Improving the security provided by Yubikey for local encryption

  2012-03-02

Improving the security provided by Yubikey for local encryption

  23:47, by Hagai Bar-El   , 697 words
Categories: IT Security

In the previous post, I discussed the use of Yubikey for local encryption. I noted that Yubikey can store a long string that can be used as an encryption key, or a password. It provides no extra protection against key-loggers, but still allows to use strong passwords without remembering and typing them. Today, I would like to discuss a technique that makes Yubikey based encryption more secure; still not resistant to a key-logger, but resistant to having the Yubikey “borrowed” by a thief.
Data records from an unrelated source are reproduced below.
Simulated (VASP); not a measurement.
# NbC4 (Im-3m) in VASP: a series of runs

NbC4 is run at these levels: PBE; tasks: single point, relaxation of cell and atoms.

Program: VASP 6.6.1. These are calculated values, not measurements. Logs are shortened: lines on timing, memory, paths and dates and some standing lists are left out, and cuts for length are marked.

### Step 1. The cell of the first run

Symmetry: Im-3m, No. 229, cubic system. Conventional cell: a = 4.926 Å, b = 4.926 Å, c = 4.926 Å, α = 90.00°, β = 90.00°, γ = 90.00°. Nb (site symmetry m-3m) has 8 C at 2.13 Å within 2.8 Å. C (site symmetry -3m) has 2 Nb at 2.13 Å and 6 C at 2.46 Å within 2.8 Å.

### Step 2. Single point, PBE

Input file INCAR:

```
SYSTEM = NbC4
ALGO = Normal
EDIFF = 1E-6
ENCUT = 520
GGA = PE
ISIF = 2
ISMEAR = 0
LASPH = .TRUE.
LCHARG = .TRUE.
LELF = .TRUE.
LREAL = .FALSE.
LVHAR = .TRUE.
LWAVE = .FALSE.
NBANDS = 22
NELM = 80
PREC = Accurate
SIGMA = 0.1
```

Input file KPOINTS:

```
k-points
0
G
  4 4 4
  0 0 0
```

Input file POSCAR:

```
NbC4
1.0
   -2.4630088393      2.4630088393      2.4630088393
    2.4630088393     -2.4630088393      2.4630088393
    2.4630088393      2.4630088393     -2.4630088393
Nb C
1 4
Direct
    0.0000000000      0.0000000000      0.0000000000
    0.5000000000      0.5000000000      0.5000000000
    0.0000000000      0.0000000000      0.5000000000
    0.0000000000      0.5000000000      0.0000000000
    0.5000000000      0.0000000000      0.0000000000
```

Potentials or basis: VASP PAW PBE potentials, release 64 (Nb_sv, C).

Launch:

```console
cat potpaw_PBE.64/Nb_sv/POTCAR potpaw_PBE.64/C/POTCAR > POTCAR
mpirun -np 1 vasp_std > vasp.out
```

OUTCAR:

There are a few ways in which a constant key stored on a token, such as Yubikey, can be compromised. One is the obvious key-logger. A key-logger will capture the password “typed” by the token just as easily as it would capture a password entered by the user. Another threat occurs when the token is captured by an opponent, without it being noticed (i.e., it is “borrowed”.) Such an opponent will be able to cause the token to emit the constant key and capture it. This process takes five seconds and can take place whenever you leave your token unattended for a minute. Once the constant key is known to the opponent, the value of the token against this opponent becomes zero, and all security you have left is the additional part of the key which you enter yourself from memory.

This particular threat was elegantly mitigated in one of the products that were programmed to use Yubikey: Password Safe. Password Safe is an open source password manager, maintained today by Rony Shapiro, a skillful security engineer who I know in person. He devised a way to make Password Safe able to use a Yubikey with a key that, while being constant (there is no way around this with local encryption), is resistant against the threat of token borrowing.
The borrower threat can be mitigated by sending a password to the token as a challenge, and using the response as a key.

The concept is simple: instead of using the constant key that the token emits, the challenge-response mechanism is triggered instead. The challenge that is sent to the Yubikey derives from the password, which the user remembers and enters. In return, the Yubikey emits a response which is a function of this challenge and the internal key that never goes out. This response is used for local encryption; of the passwords database, in the case of Password Safe. Since the challenge is constant, so is the response. Therefore, a key-logger will still be able to capture a usable key. This is inevitable; local encryption implies that the encryption key is available on the workstation, making it visible to a privileged attacker. However, someone who merely takes your token away, without knowing the password you enter, has no way of triggering the Yubikey to create and emit the key used for encryption.

Of course, like most other security measures, this improvement comes at a cost. The cost is in resilience, in case the token is lost of broken. When using a simple constant key, you can always keep a copy of this same constant key printed on paper and locked in a safe. If you lose the token, you can always type the very same constant key manually. By the Password Safe model, the key cannot be captured outside Password Safe, and thus you cannot create a backup, other than by introducing a second Yubikey. When using tokens for remote authentication, there are no data resilience issues. If your key is lost, you call the server manager to get it revoked, and to enroll a new one for you instead. The data is plain on the server, and is not at risk of being lost with your token. When your data is encrypted with a key locked in the Yubikey, when the Yubikey is lost, so is your data, unless you have a second Yubikey.

In my opinion, this is a worthy trade-off. Encrypt the data with the token, and make sure you keep good backups, extracted on a trustworthy platform. It is not the most convenient, but the risk of someone gaining occasional access to your token is way too probable to be ignored.